Sergeant Russell Pierce, from Mayview, Missouri, a cattle rancher and row-crop farmer, was placed in charge of the fish hatchery project. After searching the internet for information he began work with the Nangarhar Fish Producers Association.
Sgt. 1st Class Russell Pierce, Mayview, Missouri: "Even when I started that, it's hard to get out of the, you know, 21st century American mindset where you're saying, 'well we need to, you know, get some electronics this and and, ahm we need to computerize that or get aeration pumps'... Their power grid is is very poor; to a point that they don't even count on it."
Some thought was given to upgrading an existing hatchery but it was determined the facility was in a flood plane and a new location had to be found. When the ADT left in late December 2008, negotiations for a new facility just outside of Jalalabad were in progress.
Once in Afghanistan, the ADT considered the knowledge they were imparting might be used to grow more opium poppies, the main ingredient in the illegal drug heroin. But after asking local farmers about the issue they were assured poppy growing was a criminal problem not an agricultural one.
Master Sgt. Larry Godsey, Marshall, Missouri: "With...world wheat prices what they were this past year wheat actually was more profitable than poppy. So that probably helped us I don't know...But I guess you have to look at it in terms of incentives. There's a reason why people grow poppy and, and typically they grow it, number one, either because that's the only alternative they have or, number two, is because they're being forced to grow it.
The focal point of the mission became water management for electrical power generation and irrigation.
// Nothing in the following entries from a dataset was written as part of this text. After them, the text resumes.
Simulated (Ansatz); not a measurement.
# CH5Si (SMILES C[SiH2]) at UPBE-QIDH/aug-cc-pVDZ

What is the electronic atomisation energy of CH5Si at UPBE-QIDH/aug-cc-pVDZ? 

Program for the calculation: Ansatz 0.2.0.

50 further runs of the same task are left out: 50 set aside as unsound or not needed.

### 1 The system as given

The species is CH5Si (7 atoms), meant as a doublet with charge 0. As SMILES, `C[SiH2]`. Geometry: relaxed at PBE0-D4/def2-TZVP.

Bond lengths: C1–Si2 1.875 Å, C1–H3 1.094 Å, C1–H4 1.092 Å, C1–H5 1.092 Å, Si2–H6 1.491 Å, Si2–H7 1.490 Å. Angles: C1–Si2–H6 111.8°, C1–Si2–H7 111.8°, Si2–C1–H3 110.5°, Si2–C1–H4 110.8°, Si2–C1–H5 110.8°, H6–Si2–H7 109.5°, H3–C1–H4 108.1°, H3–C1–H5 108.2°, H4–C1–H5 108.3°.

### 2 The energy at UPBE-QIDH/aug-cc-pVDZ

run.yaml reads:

To help bring electricity to rural regions of the country the team completely refurbished two hydroelectric dam. The generating plants now supply power to the nearby villages of Sengani and Omarkheyl and to the small grain mills installed at each dam site.
Larry Godsey, Marshall, Missouri: "They don't know who we were and by going into these communities and getting them electricity or getting them a wheat mill or a corn mill or whatever it's you know its winning the hearts and minds and that's what we were trying to do."
The one project Godsey and his team thought might help the most was the installation of check-dams to hold back spring melt water. The water would then be available for irrigation during the heat of the region's sweltering summers when the mercury often passes 130 degrees. Three optimal locations were found high in the nearby mountains.
To reach these sites, the team often would drive several hours and, once the trail became too rough for vehicles, walk several more.
Sgt. 1st Class Russell Pierce, Mayview, Missouri:"...I think there were times that we were in areas that were um definitely not exactly friendly to US Forces but because of who we were and what we were doing and the reputation that we um built quickly among those individuals over there. We got away with a lot of stuff we shouldn't have."
Gratification aside, ADT members are quick to count the cost of their mission against the benefits of their work. Despite the Pentagon's commitment of more than a million dollars Godsey continues to weigh the risks and rewards.
Master Sgt. Larry Godsey, Marshall, Missouri: "I enjoyed the mission, it was dangerous, it was challenging, um, it was frustrating at times, but it was one of those missions where you really felt like you were making an impact. And you're doing something for people and you felt like you're making progress. And so do I want to go back? Yeah, I'd go back. I don't know if I want to go back for another year but I'd go back."
For Market to Market, I'm David Miller.